Although distribution of wealth is uneven, Bahrain is classified as a high-income country by the World Bank.

The depletion of the kingdom’s hydrocarbons resources in the last century forced the government to liberalise and diversify ahead of its oil-rich neighbours. Petroleum and natural gas continue to provide about 60 per cent of government revenues, although much of the country’s crude is provided by Saudi Arabia to refine for export. The early development of heavy industry, including aluminium and steel production, has since been constrained by the limited availability of gas and water supplies.

The outbreak of the Lebanese civil war in the mid-1970s persuaded many regional finance houses to relocate from Beirut to Manama, which had gained a reputation for sure but light-touch regulation. The total deposits of the financial sector were equivalent to 124 per cent of gross domestic product (GDP) as of mid-2013, according to the central bank. While the rise of Dubai as a banking hub has challenged Bahrain’s supremacy, many local and offshore institutions in Manama have responded by diversifying into niche areas such as insurance and Islamic finance.
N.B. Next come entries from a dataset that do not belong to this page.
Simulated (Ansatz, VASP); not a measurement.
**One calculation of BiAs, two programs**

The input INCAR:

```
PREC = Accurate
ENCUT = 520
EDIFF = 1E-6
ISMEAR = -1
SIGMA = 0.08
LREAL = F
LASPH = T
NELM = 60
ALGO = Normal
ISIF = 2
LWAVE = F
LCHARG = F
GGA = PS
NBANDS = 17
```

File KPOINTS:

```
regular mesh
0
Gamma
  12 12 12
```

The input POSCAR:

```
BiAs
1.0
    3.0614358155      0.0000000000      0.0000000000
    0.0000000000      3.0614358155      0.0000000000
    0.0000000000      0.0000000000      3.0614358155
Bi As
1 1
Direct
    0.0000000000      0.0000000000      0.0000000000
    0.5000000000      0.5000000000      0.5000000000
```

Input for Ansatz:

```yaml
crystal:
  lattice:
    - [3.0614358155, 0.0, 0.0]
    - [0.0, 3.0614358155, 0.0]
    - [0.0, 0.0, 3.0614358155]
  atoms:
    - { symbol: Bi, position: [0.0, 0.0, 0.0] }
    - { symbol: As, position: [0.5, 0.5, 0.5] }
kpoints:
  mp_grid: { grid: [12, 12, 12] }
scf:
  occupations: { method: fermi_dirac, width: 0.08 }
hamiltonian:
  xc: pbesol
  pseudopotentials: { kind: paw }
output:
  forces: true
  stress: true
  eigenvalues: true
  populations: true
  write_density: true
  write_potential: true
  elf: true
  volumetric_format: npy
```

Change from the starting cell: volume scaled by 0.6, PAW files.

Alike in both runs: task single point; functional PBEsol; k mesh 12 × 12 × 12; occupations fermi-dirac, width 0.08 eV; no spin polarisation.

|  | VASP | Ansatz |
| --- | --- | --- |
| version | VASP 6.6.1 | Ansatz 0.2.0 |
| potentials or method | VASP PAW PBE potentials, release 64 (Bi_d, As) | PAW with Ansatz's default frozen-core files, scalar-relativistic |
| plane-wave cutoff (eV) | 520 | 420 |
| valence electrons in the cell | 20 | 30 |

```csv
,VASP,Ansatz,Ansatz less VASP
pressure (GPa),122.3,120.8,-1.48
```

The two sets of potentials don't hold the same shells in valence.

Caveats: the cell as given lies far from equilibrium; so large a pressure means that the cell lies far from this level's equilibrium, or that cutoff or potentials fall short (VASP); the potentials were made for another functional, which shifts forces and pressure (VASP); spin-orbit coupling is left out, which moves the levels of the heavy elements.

Bahrain’s GDP was $27bn in 2012, putting it high up among Arab countries in terms of GDP per capita. Annual real GDP growth averaged 5 per cent between 2000 and 2012, with a substantial increase in the contribution of non-oil industry to the economy, particularly in the areas of services, transport, construction and communications. Despite the drain on the current account from international transfers due to the country’s large expatriate population, Bahrain tends to register a modest surplus thanks to merchandise trade and international services.

The country is heavily dependent on expatriate labour, with Bahrainis making up only 17 per cent of employees in the private sector, which employs 92 per cent of the total workforce. In response to pressure on its public institutions, the government set up the Economic Development Board and Tamkeen, a labour fund that derives its income from an expatriate tax, to train locals for skilled jobs and encourage investment in growth areas such as finance, transport and logistics. While Bahrainis working for private institutions tend to earn less than those in the public sector, they can still command salaries on average three times more than foreign workers.

The government has been working to increase transparency and cut red tape over the past decade in order to encourage foreign investment, with the establishment of a tender board and national audit court and the liberalisation of the telecommunications sector. In 2006, Mumtalakat was set up as an independent holding company to manage the kingdom’s non-oil assets. The sovereign wealth fund holds stakes in more than 35 commercial ventures, ranging from metals production to the food industry, with a combined portfolio value of about $6.8bn.

Once key drivers of the economy, the construction and real estate industries have been undermined by a regional slowdown in the property market in the past six years, although rising demand for low-income housing is expected to provide a lifeline for the industry. Manufacturing and financial services have continued to buoy growth in the meantime, contributing 18 per cent and 27 per cent to GDP respectively.

Transport and telecommunications are among the most promising sectors of the economy, particularly as the government pushes ahead with plans to liberalise the industries. A major logistics hub is currently under development at Sakhir, in the desert to the south of Manama and close to Bahrain’s Formula 1 Grand Prix circuit. The project is expected to benefit from an increase in traffic from neighbouring states on the completion of a proposed causeway from Qatar, which would create a corridor through Bahrain from the rapidly expanding city of Doha and the oil-rich Eastern Province of Saudi Arabia.

Despite the ongoing diversification of the economy, the government’s continuing dependence on oil and gas for revenues makes it vulnerable to future price shocks. The US’ Moody’s Investors Service also highlighted the potential impact on investor confidence of continuing social unrest in its decision in September 2013 to lower Bahrain’s sovereign rating by one notch to Baa2, putting it two levels above junk territory.